Land O'Lakes Withdraws Support For White Supremacist Rep. Steve King

Land O’Lakes, the Minnesota-based dairy giant, announced Tuesday it will not make any further campaign contributions to Rep. Steve King (R-Iowa), who just last week detailed his white nationalist worldview in an interview with a far-right publication.

“We take our civic responsibility seriously, want our contributions to be a positive force for good and also seek to ensure that recipients of our contributions uphold our company’s values,” the company said in a statement. “On that basis, we have determined that our PAC will no longer support Rep. Steve King moving forward.”

King is one of dozens of Republicans and Democrats the Land O’Lakes PAC has supported in 2018. The PAC has spent more than $400,000 in the midterms so far, according to the Center for Responsive Politics. It has given $2,500 to King, whose campaign has spent more than $680,000 so far.

The dairy company is not the first to drop its support for the congressman, who is running against Democratic challenger J.D. Scholten in the November midterm elections. Similarly, technology corporation Intel told employees in an internal email that it would no longer donate to King’s re-election campaign after looking into his public statements and determining that “they conflict with Intel values.”

Steve King, everybody. (Photo: ASSOCIATED PRESS)
Steve King, everybody. (Photo: ASSOCIATED PRESS)

The Sioux City Journal, an Iowa newspaper, broke with tradition in an editorial last week by pledging support for King’s challenger, due to the congressman’s ties to “intolerant ugliness.”

In August, King visited Austria and gave an extensive interview to Unzensuriert, a far-right publication whose name means “uncensored” in English. The eight-term congressman spelled out his belief in the superiority of European culture as he spoke with Caroline Sommerfeld, a prominent figure in a European neo-fascist movement.

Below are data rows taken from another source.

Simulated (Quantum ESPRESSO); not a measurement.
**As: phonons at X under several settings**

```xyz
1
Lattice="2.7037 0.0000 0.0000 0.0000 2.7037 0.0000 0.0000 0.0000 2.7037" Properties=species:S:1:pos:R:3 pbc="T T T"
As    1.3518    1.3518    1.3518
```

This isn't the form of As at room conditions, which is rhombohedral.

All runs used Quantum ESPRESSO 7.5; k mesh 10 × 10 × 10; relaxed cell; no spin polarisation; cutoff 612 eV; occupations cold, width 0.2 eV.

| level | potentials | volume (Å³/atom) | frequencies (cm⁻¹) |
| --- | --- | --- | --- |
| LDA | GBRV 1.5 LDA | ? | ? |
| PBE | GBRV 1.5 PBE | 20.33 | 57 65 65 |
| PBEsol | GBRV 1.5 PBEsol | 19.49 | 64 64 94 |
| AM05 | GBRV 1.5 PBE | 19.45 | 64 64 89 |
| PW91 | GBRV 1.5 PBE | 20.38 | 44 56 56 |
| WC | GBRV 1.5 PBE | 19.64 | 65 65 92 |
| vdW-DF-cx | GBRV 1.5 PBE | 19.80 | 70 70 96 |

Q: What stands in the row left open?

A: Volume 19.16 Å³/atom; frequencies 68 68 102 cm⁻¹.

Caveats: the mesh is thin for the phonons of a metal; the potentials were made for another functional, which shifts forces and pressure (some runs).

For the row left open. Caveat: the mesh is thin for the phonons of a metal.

King explained his fear that mass migration, particularly from Muslim-majority countries, is contributing to a “slow-motion cultural suicide” of white Europeans, which Sommerfeld referred to as the “Great Replacement.”

The congressman has on multiple occasions retweeted the views of white nationalists on his official Twitter page. Most recently, in September, he shared a post by a Holocaust denier and, in his tweet, argued incorrectly that Nazis were part of a left-wing movement. Republicans have continued to look the other way.

King has also spread false claims that large portions of violent crime in the U.S. are committed by undocumented immigrants and called for the government to spy on mosques.

Land O’Lakes said its PAC has “traditionally contributed to lawmakers of both parties that represent the communities where our members and employees live and work.” It is also involved with “committees that oversee policies that directly impact our farmer owners.”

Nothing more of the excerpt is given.